Python User Guide¶
1. Install¶
We recommend using conda to prepare the Python environment as follows:
conda create -n zoo python=3.7 # "zoo" is conda environment name, you can use any name you like. conda activate zoo
You need to install JDK in the environment, and properly set the environment variable
JAVA_HOME
. JDK8 is highly recommended.You may take the following commands as a reference for installing OpenJDK:
# For Ubuntu sudo apt-get install openjdk-8-jre export JAVA_HOME=/usr/lib/jvm/java-8-openjdk-amd64/ # For CentOS su -c "yum install java-1.8.0-openjdk" export JAVA_HOME=/usr/lib/jvm/java-1.8.0-openjdk-1.8.0.282.b08-1.el7_9.x86_64/jre export PATH=$PATH:$JAVA_HOME/bin java -version # Verify the version of JDK.
1.1 Official Release¶
You can install the latest release version of Analytics Zoo as follows:
pip install analytics-zoo
Note: Installing Analytics Zoo will automatically install bigdl==0.13.0
, pyspark==2.4.6
, conda-pack==0.3.1
and their dependencies if they haven’t been detected in your conda environment.
1.2 Nightly Build¶
You can install the latest nightly build of Analytics Zoo as follows:
pip install --pre --upgrade analytics-zoo
Alternatively, you can find the list of the nightly build versions here, and install a specific version as follows:
pip install analytics-zoo=version
Note: If you are using a custom URL of Python Package Index, you may need to check whether the latest packages have been sync’ed with pypi.

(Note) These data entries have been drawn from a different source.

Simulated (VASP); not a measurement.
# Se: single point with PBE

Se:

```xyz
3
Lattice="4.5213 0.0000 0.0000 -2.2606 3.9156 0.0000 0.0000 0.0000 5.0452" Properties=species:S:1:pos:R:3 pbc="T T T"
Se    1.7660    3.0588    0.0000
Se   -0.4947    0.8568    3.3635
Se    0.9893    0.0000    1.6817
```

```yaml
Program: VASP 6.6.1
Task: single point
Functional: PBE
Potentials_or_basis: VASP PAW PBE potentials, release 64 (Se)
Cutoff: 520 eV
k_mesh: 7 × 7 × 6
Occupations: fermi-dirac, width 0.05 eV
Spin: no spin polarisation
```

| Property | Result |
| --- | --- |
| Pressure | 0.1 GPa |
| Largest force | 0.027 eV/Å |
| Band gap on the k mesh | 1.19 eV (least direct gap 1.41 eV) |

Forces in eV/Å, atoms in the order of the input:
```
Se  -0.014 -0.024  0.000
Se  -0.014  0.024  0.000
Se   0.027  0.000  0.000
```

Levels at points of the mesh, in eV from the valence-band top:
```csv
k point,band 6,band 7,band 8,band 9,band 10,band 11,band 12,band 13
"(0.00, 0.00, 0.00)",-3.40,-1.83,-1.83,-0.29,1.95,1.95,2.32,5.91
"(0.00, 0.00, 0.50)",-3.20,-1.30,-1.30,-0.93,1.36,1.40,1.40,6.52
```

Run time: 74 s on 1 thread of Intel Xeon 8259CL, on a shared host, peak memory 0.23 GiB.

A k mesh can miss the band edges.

Or you can add the option -i https://pypi.python.org/simple
when pip install to use pypi as the index-url.
2. Run¶
Note: Installing Analytics Zoo from pip will automatically install pyspark
. To avoid possible conflicts, you are highly recommended to unset the environment variable SPARK_HOME
if it exists in your environment.
2.1 Interactive Shell¶
You may test if the installation is successful using the interactive Python shell as follows:
Type
python
in the command line to start a REPL.Try to run the example code below to verify the installation:
import zoo from zoo.orca import init_orca_context print(zoo.__version__) # Verify the version of analytics-zoo. sc = init_orca_context() # Initiation of analytics-zoo on the underlying cluster.
2.2 Jupyter Notebook¶
You can start the Jupyter notebook as you normally do using the following command and run Analytics Zoo programs directly in a Jupyter notebook:
jupyter notebook --notebook-dir=./ --ip=* --no-browser
2.3 Python Script¶
You can directly write Analytics Zoo programs in a Python file (e.g. script.py) and run in the command line as a normal Python program:
python script.py
3. Python Dependencies¶
We recommend using conda to manage your Python dependencies. Libraries installed in the current conda environment will be automatically distributed to the cluster when calling init_orca_context
. You can also add extra dependencies as .py
, .zip
and .egg
files by specifying extra_python_lib
argument in init_orca_context
.
For more details, please refer to Orca Context.
4. Compatibility¶
Analytics Zoo has been tested on Python 3.6 and 3.7 with the following library versions:
pyspark==2.4.6
ray==1.2.0
tensorflow==1.15.0 or >2.0
pytorch>=1.5.0
torchvision>=0.6.0
horovod==0.19.2
mxnet>=1.6.0
bayesian-optimization==1.1.0
dask==2.14.0
h5py==2.10.0
numpy==1.18.1
opencv-python==4.2.0.34
pandas==1.0.3
Pillow==7.1.1
protobuf==3.12.0
psutil==5.7.0
py4j==0.10.7
redis==3.4.1
scikit-learn==0.22.2.post1
scipy==1.4.1
tensorboard==1.15.0
tensorboardX>=2.1
tensorflow-datasets==3.2.0
tensorflow-estimator==1.15.1
tensorflow-gan==2.0.0
tensorflow-hub==0.8.0
tensorflow-metadata==0.21.1
tensorflow-probability==0.7.0
Theano==1.0.4
5. Known Issues¶
If you meet the following error when
pip install analytics-zoo
:
ERROR: Could not find a version that satisfies the requirement pypandoc (from versions: none)
ERROR: No matching distribution found for pypandoc
Could not import pypandoc - required to package PySpark
Traceback (most recent call last):
File "/root/anaconda3/lib/python3.8/site-packages/setuptools/installer.py", line 126, in fetch_build_egg
subprocess.check_call(cmd)
File "/root/anaconda3/lib/python3.8/subprocess.py", line 364, in check_call
raise CalledProcessError(retcode, cmd)
subprocess.CalledProcessError: Command '['/root/anaconda3/bin/python', '-m', 'pip', '--disable-pip-version-check', 'wheel', '--no-deps', '-w', '/tmp/tmprefr87ue', '--quiet', 'pypandoc']' returned non-zero exit status 1.
This is actually caused by pip install pyspark
in your Python environment. You can fix it by running pip install pypandoc
first and then pip install analytics-zoo
.